Hollywood faced a cliffhanger moment on Monday as talks to avert a potentially catastrophic strike by thousands of TV and movie writers remained unresolved just hours before a crunch deadline.
Major studios and networks including Disney and Netflix are locked in talks with the powerful Writers Guild of America (WGA), which has threatened to order a walkout just after midnight Tuesday unless a new deal is agreed.
If a strike takes place, late-night shows could immediately grind to a halt, and television series and movies scheduled for release later this year and beyond could face major delays.
The last time talks failed, in 2007, Hollywood writers laid down their pens and keyboards for 100 days, costing the Los Angeles entertainment industry around $2 billion.
This time, the two sides are clashing as writers demand higher pay and a greater share of profits from the boom in streaming, while studios say they must cut costs due to economic pressures.

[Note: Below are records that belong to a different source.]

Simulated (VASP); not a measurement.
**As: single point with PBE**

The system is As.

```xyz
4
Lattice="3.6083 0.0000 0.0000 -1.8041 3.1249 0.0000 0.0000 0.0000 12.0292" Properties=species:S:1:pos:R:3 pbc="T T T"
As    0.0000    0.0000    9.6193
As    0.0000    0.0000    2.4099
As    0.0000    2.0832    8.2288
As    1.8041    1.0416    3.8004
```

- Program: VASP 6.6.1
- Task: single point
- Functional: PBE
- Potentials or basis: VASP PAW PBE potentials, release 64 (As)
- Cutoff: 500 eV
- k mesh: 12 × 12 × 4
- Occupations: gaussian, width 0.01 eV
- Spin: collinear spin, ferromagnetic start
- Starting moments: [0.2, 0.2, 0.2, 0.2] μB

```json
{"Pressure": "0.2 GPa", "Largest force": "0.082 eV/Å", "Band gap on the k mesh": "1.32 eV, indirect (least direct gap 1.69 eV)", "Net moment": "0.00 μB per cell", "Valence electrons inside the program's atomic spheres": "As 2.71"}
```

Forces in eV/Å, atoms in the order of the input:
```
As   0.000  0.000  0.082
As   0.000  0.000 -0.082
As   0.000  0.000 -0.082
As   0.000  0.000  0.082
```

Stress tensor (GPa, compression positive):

“I think everybody feels like there’s going to be a strike,” said one Los Angeles-based TV writer, who asked not to be identified.
“This is a deal that’s going to determine how we are financially compensated by streamers,” not just now but well into the future.
Many of the issues are familiar to contract talks in industries around the world.
Writers say it is becoming impossible to earn a living, as salaries have flatlined or declined after inflation, even as employers reap profits and fatten executives’ paychecks.